PY 05: Sell-through rate
Track: Code (Python client + raw REST) Prerequisite: PY_04.
The task
Fetch both sold and offered lots for a brand, and compute the sell-through (clearance) rate in Python as sold lots divided by all offered lots.
Starter steps
- Fetch every lot for one designer, with no status filter, so the result includes both sold and unsold lots:
rows = client.query(
"all_watches_data",
fields=["designer", "status"],
filters=[{"field": "designer", "op": "eq", "value": "Patek Philippe"}],
limit=1000,
)
- Watch for pagination: if
len(rows) == 1000, fetch additional pages withoffset(as in PY_03) before computing a rate, otherwise the denominator will be understated. - Count sold versus total, and compute the ratio:
offered_count = len(rows)
sold_count = sum(1 for r in rows if r["status"] == "sold")
sell_through_rate = sold_count / offered_count if offered_count else None
print(sold_count, offered_count, round(sell_through_rate, 3))
- Wrap it in a function so you can compare brands or vendors easily:
def sell_through(designer, table="all_watches_data"):
rows = client.query(
table,
fields=["status"],
filters=[{"field": "designer", "op": "eq", "value": designer}],
limit=1000,
)
offered = len(rows)
sold = sum(1 for r in rows if r["status"] == "sold")

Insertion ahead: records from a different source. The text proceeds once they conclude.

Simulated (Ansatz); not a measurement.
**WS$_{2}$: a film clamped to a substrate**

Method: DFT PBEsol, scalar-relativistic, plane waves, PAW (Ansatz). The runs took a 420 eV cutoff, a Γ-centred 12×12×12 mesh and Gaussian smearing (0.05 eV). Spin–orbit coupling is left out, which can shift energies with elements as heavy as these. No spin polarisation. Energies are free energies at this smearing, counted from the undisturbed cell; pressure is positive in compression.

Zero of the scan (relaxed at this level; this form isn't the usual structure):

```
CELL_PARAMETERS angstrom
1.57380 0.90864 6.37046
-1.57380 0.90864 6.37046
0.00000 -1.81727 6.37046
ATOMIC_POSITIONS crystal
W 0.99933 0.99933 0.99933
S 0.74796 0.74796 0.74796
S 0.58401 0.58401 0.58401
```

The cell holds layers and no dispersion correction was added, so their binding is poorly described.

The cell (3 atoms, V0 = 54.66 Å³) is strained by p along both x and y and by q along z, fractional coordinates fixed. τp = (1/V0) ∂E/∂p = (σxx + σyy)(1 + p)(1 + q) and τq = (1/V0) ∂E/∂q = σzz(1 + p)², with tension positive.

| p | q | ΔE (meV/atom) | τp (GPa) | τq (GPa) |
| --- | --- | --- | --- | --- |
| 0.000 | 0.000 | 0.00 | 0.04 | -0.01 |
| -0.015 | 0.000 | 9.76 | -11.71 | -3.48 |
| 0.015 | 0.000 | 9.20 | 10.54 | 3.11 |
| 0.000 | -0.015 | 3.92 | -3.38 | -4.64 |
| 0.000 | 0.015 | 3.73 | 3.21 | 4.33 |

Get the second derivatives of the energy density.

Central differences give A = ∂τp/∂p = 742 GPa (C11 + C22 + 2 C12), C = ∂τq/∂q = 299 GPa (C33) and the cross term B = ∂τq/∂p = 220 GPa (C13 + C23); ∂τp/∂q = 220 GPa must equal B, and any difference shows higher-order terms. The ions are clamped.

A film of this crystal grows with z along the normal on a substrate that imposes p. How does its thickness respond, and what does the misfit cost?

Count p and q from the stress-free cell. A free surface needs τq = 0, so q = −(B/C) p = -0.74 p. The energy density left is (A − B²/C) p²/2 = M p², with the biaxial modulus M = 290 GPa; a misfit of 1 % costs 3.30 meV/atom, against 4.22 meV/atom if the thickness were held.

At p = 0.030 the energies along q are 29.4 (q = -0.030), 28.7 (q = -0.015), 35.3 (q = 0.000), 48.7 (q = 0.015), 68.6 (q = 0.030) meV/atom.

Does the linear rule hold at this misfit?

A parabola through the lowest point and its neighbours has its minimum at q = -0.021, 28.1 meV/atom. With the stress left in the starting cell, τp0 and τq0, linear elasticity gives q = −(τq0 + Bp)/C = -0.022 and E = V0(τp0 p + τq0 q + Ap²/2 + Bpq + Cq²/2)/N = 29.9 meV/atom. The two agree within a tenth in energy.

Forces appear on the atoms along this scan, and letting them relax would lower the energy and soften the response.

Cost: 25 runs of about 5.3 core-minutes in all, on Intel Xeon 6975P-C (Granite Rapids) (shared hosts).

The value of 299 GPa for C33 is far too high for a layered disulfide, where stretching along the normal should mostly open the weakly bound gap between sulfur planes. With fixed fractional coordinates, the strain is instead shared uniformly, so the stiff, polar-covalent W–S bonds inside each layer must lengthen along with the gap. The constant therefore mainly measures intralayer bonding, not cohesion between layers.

return sold / offered if offered else None
for name in ["Patek Philippe", "Omega", "Rolex"]:
print(name, sell_through(name))
Expected result
sell_through_rate is a float between 0 and 1. A high-demand brand tends to show a rate closer to 1.0, meaning nearly everything offered found a buyer, while a broader or more mixed set of lots typically clears at a lower rate. Looping sell_through(...) over a few designer names prints one rate per brand for direct comparison.
Stretch challenge
Adapt sell_through(...) to group by vendor instead of designer by adding a vendor filter argument, then loop it over a short list of vendor names pulled from the Coverage panel in the sandbox, to find which auction house in your sample clears the highest share of what it lists.